The brain bank has received a growing number of donations harvested from players who were 34 years old or younger at the time of death. More than half of those athletes had CTE.

A married father of four, Jackson was widely admired in and out of the NFL for his community service and business acumen. A 12-year NFL veteran who played with the San Diego Chargers and the Tampa Bay Buccaneers, Jackson was voted Tampa Bay’s nominee for the Walter Payton Man of the Year Award, which recognizes community service, four years running during his five seasons there. He was a union representative in the NFL Players Association and one of the named plaintiffs when the union sued the league’s owners during the 2011 lockout.

After retiring from the NFL in 2018 at 35, he continued to help military families through the Jackson in Action 83 Foundation. He had not played since the 2016 season. Jackson’s father served in the U.S. Army and Jackson and his wife, Lindsey, wrote a series of children’s books about growing up in military families. He won the Distinguished Community Advocate Award in 2018 from the Tampa Bay Sports Commission.

He had been cited for his smooth transition from the NFL into real estate development.

According to the Hillsborough County Sheriff’s Office, Jackson was found at the Homewood Suites in Brandon, Florida, just a few miles east of Tampa, where hotel staff said he had been staying since Jan. 11. Jackson’s family reported that Jackson was missing Feb. 10. Two days later, sheriffs found him at the hotel and “after assessing Jackson’s well-being,” canceled the missing persons case.

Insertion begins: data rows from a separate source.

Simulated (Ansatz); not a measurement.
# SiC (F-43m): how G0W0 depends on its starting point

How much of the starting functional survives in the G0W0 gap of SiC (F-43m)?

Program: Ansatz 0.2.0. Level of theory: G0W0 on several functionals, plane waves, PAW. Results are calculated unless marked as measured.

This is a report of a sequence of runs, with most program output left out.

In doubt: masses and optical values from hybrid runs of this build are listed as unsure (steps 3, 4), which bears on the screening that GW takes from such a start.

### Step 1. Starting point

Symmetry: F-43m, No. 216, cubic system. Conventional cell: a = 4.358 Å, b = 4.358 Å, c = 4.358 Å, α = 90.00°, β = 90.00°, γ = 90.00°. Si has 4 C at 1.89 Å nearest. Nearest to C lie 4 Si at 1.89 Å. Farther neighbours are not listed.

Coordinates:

A housekeeper found Jackson dead Monday morning.

The Chargers drafted Jackson in the second round in 2005, and after an injury-filled rookie year, he quickly became a mainstay of the team’s pass-first offense. He was named to the Pro Bowl in 2009, 2011, and again in 2012, his first season with the Buccaneers. He still holds the Buccaneers’ record for most receiving yards in a game, 216.

During his NFL career, he caught 57 touchdowns and had six seasons with more than 1,000 receiving yards.

James Lofton, the Hall of Fame wide receiver, coached Jackson in San Diego and remembered Jackson as exceptionally bright and motivated. He recalled, too, when Jackson called him at 4:15 a.m. to apologize for his 2006 arrest.

“We are part of society, and the same ills that get people in society get us, too,” Lofton said of NFL players. “He just didn’t seem like the person who would have met a tragic death.”

Greg Camarillo, a former NFL receiver, was roommates with Jackson at the Chargers’ training camp in 2005 and now has a student support role in the University of San Diego athletics department. Camarillo said he was shaken by Jackson’s death and posted to Twitter several messages Monday about professional football players’ struggles in retirement.

Many players, Camarillo said, have difficulty coping after they leave the NFL because they lose their identity and find it difficult to forge a new path without it.

“It could happen to me or any former player,” Camarillo said in a phone interview Thursday. “Vince is not drastically different than anyone else, including me.”

The New York Times.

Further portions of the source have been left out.